# Properties of Natural Numbers

## Properties of Natural Numbers

Properties of Natural Numbers

a)  Closure Property of Addition: The Set of Natural Numbers is closed with respect to the operation of Addition.

In general, it means that the sum of   Natural Numbers is always a Natural Number.

This is known as Closure Property of Addition in the Set of Natural Numbers.

For example 3 and 5 are two Natural Numbers, then 3 + 5 = 8 is also a natural Number.

b) Commutative Law of Addition: If a and b are two Natural Numbers, then

a + b = b + a.

This is known as Commutative Law of Addition in the Set of Natural Numbers.

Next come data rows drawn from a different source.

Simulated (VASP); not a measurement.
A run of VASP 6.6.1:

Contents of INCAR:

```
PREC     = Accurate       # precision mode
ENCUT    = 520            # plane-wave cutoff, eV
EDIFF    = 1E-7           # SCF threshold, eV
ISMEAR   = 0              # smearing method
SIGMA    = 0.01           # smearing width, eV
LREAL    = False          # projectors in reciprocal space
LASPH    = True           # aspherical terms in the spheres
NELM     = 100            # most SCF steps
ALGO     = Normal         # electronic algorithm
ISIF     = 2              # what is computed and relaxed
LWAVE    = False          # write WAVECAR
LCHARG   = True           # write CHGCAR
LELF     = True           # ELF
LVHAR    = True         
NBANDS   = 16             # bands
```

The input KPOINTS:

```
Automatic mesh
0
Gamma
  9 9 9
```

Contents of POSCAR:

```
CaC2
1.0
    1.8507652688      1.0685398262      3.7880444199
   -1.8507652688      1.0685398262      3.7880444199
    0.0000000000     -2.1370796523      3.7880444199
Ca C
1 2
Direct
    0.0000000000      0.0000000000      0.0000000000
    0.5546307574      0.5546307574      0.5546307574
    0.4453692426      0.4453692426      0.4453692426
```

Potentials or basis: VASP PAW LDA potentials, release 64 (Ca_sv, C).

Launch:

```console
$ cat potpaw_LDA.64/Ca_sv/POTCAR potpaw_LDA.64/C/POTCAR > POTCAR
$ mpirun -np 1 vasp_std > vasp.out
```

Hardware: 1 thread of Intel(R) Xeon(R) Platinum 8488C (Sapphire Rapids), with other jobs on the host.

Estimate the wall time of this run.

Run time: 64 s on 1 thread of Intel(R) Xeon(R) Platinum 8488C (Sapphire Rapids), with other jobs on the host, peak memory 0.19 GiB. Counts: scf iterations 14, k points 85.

For example: 3 and 5 are two Natural Numbers, then

3 + 5 = 8

&

5 + 3 = 8

Hence,

it is established that, 3 + 5 = 5 + 3

c) Associative Law of Addition: If a, b and c are three Natural Numbers, then

a + (b + c) = (a + b) + c

This is known as Associative Law of Addition in the Set of Natural Numbers.

For example: 3, 5 and 7 are three Natural Numbers then

3 + (5 + 7) = 3 + 12

= 15

&

(3 + 5) + 7 = 8 + 7

= 15

Hence,

it is established that, 3 + (5 + 7) = (3 + 5) + 7

2. Multiplicative Properties (Properties due to Multiplications):

a)   Closure Property of Multiplication:

The Set of Natural Numbers is closed with respect to the operation of Multiplication.

In general, it means that the Product of Natural Numbers is always a Natural Number

This is known as Closure Property of Multiplication in the Set of Natural  Numbers.

For example 3 and 5 are two Natural Numbers,

then 3 × 5 = 15 is also a Natural Number.

b) Commutative Law of Multiplication:

If a    and b are two Natural Numbers, then

a × b = b × a.

This is known as Commutative Law of Multiplication in the Set of Natural Numbers.

For example: 3 and 5 are two Natural Numbers, then

3 × 5 = 15

&

5 × 3 = 15

Hence, it is established that, 3 × 5 = 5 × 3

c) Associative Law of Multiplication: If a, b and c are three Natural Numbers, the

a × (b × c) = (a × b) × c

This is known as Associative Law of Multiplication in the Set of Natural Numbers.

For example: 3, 5 and 7 are three Natural Numbers then

3 × (5 × 7) = 3 × 35

= 105

&

(3 × 5) × 7 = 15 × 7

= 105

Hence,

it is established that, 3 × (5 × 7) = (3 × 5) × 7

d) Existence of Multiplicative Identity: For every Natural Number a, there exist a Natural Number 1 (one) such that

a × 1 = 1 × a = a

1 (one) is called the Multiplicative Identity in the Set of Natural Numbers

For example:  5 is a Natural Number, then

5 × 1 = 5

&

1 × 5 = 5

Hence, it is established that, 5 × 1 = 1 × 5 = 5

Number System

Comparative Study of POINT, LINE, LINE SEGMENT and RAY

Algebraical Formulae/Algebraical Identities

Properties of Natural Numbers

#### Fast Facts:

1. The Set of Natural Numbers is not closed with respect to the operation of Subtraction. The Difference of two Natural numbers is not always a Natural Number.  Illustrate yourself with suitable example.

2. The Set of Natural Numbers is not closed with respect to the operation of Division. The Quotient of two Natural numbers is not always a Natural Number. Illustrate yourself with suitable example.